But once I got over my disappointment in not getting the album I was fantasizing about, I was able to appreciate the album that we got: a noise-saturated, heavily textural pop album packed with nods to avant-garde composers from Aphex Twin to Beverly Glenn-Copeland, that’s almost guaranteed to do Top-40 numbers. And honestly, it’s probably better than Halsey doing Lingua Ignota for 13 songs.

Halsey and Reznor (working alongside Ross, TV on the Radio vet Dave Sitek, and a handful of other collaborators) are a better fit than they might seem on the surface. Halsey’s been dropping aggressive, industrial-inspired music alongside her poppier stuff since her 2015 debut Badlands (also a concept album), and lyrically, her arena-sized mega-smash “Without Me” is as vitriolic and spiteful as anything on Pretty Hate Machine. And Reznor’s always had a huge, faintly guilty-seeming pop streak—there’s a reason why you can walk into any karaoke bar on the planet and find someone doing “Closer.”

Where the pair really seem to come together is in a shared love for late-’90s alternative pop, a sound that Reznor had a big hand in shaping. The trip-hop throwback “Lilith” and shoegazey “You asked for this” sound like sincere tributes to sounds that were well outside the Reznor brand back in the day, while the breakbeat chaos of “Girl Is a Gun” feels like a direct descendent of “Perfect Drug.” 
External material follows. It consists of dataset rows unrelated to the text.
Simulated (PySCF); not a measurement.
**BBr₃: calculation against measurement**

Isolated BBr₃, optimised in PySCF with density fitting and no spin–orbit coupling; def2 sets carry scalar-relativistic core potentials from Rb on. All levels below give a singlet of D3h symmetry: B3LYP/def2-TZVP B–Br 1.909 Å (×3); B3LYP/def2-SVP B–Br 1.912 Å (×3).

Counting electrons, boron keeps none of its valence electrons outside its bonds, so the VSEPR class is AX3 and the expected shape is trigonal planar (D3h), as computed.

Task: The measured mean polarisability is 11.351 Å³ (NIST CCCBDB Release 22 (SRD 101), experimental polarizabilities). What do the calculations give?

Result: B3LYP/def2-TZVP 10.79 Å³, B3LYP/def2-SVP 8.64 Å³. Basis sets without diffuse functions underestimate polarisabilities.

Halsey and Reznor clearly intend for If I Can’t Have Love to challenge audiences, and it will. It’s probably the most recklessly ambitious pop album of the year besides Donda, and for sure one of the catchiest. The barrier between pop music and the avant-garde has never been thinner and more porous, and the fact that IICHL will be a direct connection between Top 40 listeners and artists like Glenn-Copeland and Lingua Ignota is incredible. But the album’s biggest dare—and I’m guessing probably its biggest hit—comes when the artists behind it challenge themselves to step outside of their own comfort zones. “Honey” is subtle in ways that Halsey usually isn’t, catchy on a level that Reznor’s never been—a flawless, transcendent alt-pop gem swirling with gothic atmosphere that lights up every sonic pleasure center in my brain all at once. I can’t wait to listen to it a million more times.